Most existing benchmarks for egocentric vision understanding focus primarily
on daytime scenarios, overlooking the low-light conditions that are inevitable
in real-world applications. To investigate this gap, we present EgoNight, the
first comprehensive benchmark for nighttime egocentric vision, with visual
question answering (VQA) as the core task. A key feature of EgoNight is the
introduction of day-night aligned videos, which enhance night annotation
quality using the daytime data and reveal clear performance gaps between
lighting conditions. To achieve this, we collect both synthetic videos rendered
by Blender and real-world recordings, ensuring that scenes and actions are
visually and temporally aligned. Leveraging these paired videos, we construct
EgoNight-VQA, supported by a novel day-augmented night auto-labeling engine and
refinement through extensive human verification. Each QA pair is double-checked
by annotators for reliability. In total, EgoNight-VQA contains 3658 QA pairs
across 90 videos, spanning 12 diverse QA types, with more than 300 hours of
human work. Evaluations of state-of-the-art multimodal large language models
(MLLMs) reveal substantial performance drops when transferring from day to
night, underscoring the challenges of reasoning under low-light conditions.

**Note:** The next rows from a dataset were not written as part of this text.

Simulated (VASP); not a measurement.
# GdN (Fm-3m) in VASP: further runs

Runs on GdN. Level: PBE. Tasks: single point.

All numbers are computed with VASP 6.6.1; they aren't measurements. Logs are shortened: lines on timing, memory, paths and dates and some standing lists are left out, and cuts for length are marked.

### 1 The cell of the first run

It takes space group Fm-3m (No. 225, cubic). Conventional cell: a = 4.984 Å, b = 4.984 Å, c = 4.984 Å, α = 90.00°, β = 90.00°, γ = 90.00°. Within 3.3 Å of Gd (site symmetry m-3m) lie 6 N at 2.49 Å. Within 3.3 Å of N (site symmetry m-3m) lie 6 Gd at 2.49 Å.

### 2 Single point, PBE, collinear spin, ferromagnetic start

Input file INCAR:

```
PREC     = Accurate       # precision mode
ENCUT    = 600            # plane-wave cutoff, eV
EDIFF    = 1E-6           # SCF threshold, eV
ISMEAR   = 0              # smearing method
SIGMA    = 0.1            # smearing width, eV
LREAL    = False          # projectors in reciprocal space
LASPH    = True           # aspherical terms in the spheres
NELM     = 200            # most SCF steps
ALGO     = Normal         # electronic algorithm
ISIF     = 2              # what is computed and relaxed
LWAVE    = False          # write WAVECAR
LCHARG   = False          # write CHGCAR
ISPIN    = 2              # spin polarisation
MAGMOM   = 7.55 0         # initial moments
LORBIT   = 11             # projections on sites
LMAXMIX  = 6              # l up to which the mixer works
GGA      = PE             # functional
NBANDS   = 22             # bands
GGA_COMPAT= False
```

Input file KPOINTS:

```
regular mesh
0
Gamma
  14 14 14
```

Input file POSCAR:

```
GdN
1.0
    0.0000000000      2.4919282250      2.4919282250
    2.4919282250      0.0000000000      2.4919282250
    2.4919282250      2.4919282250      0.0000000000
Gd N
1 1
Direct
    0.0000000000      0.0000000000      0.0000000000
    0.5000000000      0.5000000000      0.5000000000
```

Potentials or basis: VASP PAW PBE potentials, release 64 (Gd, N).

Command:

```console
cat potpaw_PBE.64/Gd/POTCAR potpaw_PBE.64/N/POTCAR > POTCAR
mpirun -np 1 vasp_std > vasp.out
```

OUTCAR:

Beyond VQA, EgoNight also introduces two auxiliary tasks, day-night
correspondence retrieval and egocentric depth estimation at night, that further
explore the boundaries of existing models. We believe EgoNight-VQA provides a
strong foundation for advancing application-driven egocentric vision research
and for developing models that generalize across illumination domains. All the
data and code will be made available upon acceptance.